Devised by roulette players in the eighteenth century, the Martingale system is one of the most enduring and popular roulette strategies. In fact, it has proven to be so popular that it has led to a number of variations and derivative roulette strategies over the years, and it is widely used in other casino games and gambling markets.
Although the system carries a large degree of risk, it has remained popular because it is simple to use. Many roulette systems require mathematical calculations or lot of patience to carry out, but the Martingale can be operated easily, even by beginners.
The Martingale roulette strategy has to be used with what are known as ‘outside’ bets; that is bets on binary outcomes, such a Red/Black or Even/Odd. These bets have the smallest payout, but offer the best chance of winning at roulette. The strategy is simple to execute. Place a bet of your chosen size on the outcome you want. If the bet loses, you double your next bet. As soon as you win a bet, which in theory will cover your losses and give you a profit, you then return to the initial bet size and start the process again.
For example, let’s say you make your first bet on Red at R100. If the spin comes up with Black, then your next bet will be R200. If you lose again, you will bet R400 on your next bet. If this bet wins, you will win R400, which will cover the R300 you lost on your previous two losing bets and will give you a profit of R100. You will then return to betting with your original R100 stake, doubling it with every loss. In theory, this strategy will ensure that you continue to earn a steady profit equal to your original stake.
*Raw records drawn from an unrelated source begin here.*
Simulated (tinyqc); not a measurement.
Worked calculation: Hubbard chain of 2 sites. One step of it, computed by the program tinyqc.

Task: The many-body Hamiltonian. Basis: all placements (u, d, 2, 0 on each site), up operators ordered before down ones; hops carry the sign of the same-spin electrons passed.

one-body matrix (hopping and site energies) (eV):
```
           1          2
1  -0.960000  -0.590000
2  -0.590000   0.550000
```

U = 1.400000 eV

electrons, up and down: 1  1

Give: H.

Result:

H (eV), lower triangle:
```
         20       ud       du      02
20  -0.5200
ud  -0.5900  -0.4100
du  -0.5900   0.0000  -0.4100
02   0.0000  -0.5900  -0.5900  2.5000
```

The theory of the Martingale strategy has an enduring appeal. Even if you have a string of losing bets, eventually you will land on a winner, and as long as you’ve kept your nerve and continued to double your bet, you will recoup all your losses and make a profit. The fact that it is also an easy system to operate has also appealed to roulette players who may be put off by some of the more elaborate roulette strategies out there.
While many roulette players swear by the Martingale strategy, it does have some disadvantages, the most notable being the speed with which the size of your bet escalates. By doubling it every time, you can soon end up betting a huge portion of your betting bank. For example, let’s say you started off betting R100. After a run of just five losing bets, your sixth bet would be for R3200. Using the Martingale system can test your resolve and your nerve, and is therefore not suitable for the more risk-averse players.
This rapidly escalating bet size could also bring you up against the game limit. If, for example, there is a R10,000 limit but the system requires you to bet R12,800, you would not be able to continue and the strategy would break down.
The Martingale System can be a profitable approach, but its high risk nature and volatility in the required bet size mean that it is best employed by experienced players, with a large betting bank and the nerve to handle the big bets that the system sometimes requires.